Data Mesh User Guide

Data Mesh for Cortex Framework extends the data foundation to enable data governance, discoverability, and access control through BigQuery metadata and Dataplex. This is implemented by providing a base set of metadata resources and BigQuery asset annotations that can be customized and optionally deployed alongside the data foundation. These base specifications provide a customized configuration that are the metadata foundation to complement Cortex Framework Data Foundation. See Data Mesh concepts before proceeding with this guide.

The steps outlined in this page are specifically designed for configuring Data Mesh for Cortex Framework. Find the Data Mesh configuration files within the folders specific to each workload in the Data Mesh directories section.
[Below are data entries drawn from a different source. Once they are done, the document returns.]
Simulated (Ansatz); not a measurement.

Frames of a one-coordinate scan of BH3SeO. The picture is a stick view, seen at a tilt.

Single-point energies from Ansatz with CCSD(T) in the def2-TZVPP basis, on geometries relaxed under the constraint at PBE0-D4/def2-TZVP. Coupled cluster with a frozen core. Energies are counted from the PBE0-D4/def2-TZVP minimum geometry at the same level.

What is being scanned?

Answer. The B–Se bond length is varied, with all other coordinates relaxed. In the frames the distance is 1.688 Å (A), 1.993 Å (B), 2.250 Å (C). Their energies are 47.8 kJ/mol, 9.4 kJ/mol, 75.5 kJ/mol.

Data Mesh architecture for Cortex Framework

Figure 1. Data Mesh architecture for Cortex Framework.

Design

Cortex's Data Mesh is designed similarly to the overall data foundation and consists of three phases with different subcomponents managed by Cortex or users:

  1. Base resource specs update: With each release, Cortex updates the base resource specifications, providing a standardized metadata foundation for the Data Mesh.
  2. Resource specs Customization: Before deployment, users can tailor the resource specifications to align with their specific use cases and requirements.
  3. Data Mesh Deployment and updates: Users can enable the Data Mesh in the Cortex config file. It's deployed after the data assets during the Cortex deployment. Additionally, users have the flexibility to deploy the Data Mesh independently for further updates.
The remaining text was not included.